Why It Matters: Uncompressed JSON API responses waste 70-90% of network bandwidth. A list endpoint returning 1,000 items as uncompressed JSON takes 150KB; gzip-compressed, it takes 15KB. On mobile networks where 25Mbps is typical, this reduces transfer time from 50ms to 5ms—a 10x improvement that compounds when users navigate between multiple list views. The minimum_size threshold ensures compression overhead is only paid when compression actually helps, keeping tiny health check responses fast and uncompressed.
Example 69: Async Task Queue with Background Processing
For operations that must complete reliably (emails, webhooks, report generation), use a proper async task queue instead of BackgroundTasks. This example shows a simple in-process queue and the interface for external queues.
# main.py - Async task queue pattern for reliable background processing
import asyncio
from contextlib import asynccontextmanager
from typing import Callable, Any
from fastapi import FastAPI
from pydantic import BaseModel
class AsyncTaskQueue: # => Simple in-process async task queue
def __init__(self):
self._queue: asyncio.Queue = asyncio.Queue()
self._worker_task: asyncio.Task | None = None
async def start(self):
self._worker_task = asyncio.create_task(self._worker())
# => Start background worker coroutine
print("[Queue] Worker started")
async def stop(self):
await self._queue.join() # => Wait for all queued tasks to complete
if self._worker_task:
self._worker_task.cancel()
print("[Queue] Worker stopped")
async def _worker(self):
while True:
task_fn, args, kwargs = await self._queue.get()

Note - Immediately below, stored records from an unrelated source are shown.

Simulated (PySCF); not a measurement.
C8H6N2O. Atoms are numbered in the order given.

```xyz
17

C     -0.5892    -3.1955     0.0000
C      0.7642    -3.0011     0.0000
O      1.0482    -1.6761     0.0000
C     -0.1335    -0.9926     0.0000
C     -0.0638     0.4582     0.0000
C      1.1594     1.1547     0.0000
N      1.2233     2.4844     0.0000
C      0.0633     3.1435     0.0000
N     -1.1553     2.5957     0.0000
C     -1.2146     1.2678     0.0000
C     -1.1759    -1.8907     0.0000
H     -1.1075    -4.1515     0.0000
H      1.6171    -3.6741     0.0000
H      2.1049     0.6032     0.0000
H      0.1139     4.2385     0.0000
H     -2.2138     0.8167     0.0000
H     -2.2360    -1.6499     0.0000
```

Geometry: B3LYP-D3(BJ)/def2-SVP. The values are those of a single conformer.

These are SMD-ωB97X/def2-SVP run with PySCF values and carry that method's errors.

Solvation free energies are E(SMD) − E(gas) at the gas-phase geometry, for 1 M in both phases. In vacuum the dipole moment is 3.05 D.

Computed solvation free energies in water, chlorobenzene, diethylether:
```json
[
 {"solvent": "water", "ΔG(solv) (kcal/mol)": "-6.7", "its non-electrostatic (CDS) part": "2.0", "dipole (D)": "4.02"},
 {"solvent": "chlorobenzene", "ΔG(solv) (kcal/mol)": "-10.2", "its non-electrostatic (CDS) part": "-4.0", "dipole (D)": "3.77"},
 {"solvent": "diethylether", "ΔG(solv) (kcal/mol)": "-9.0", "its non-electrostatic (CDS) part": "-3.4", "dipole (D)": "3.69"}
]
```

# => Block until a task is available
try:
if asyncio.iscoroutinefunction(task_fn):
await task_fn(*args, **kwargs)
# => Async task: await it
else:
await asyncio.to_thread(task_fn, *args, **kwargs)
# => Sync task: run in thread pool
except Exception as e:
print(f"[Queue] Task failed: {e}")
# => In production: retry with backoff, dead letter queue
finally:
self._queue.task_done() # => Signal task completion to queue.join()
async def enqueue(self, fn: Callable, *args: Any, **kwargs: Any) -> None:
await self._queue.put((fn, args, kwargs))
# => Add task to queue; does not block handler
task_queue = AsyncTaskQueue()
@asynccontextmanager
async def lifespan(app: FastAPI):
await task_queue.start()
yield
await task_queue.stop()
app = FastAPI(lifespan=lifespan)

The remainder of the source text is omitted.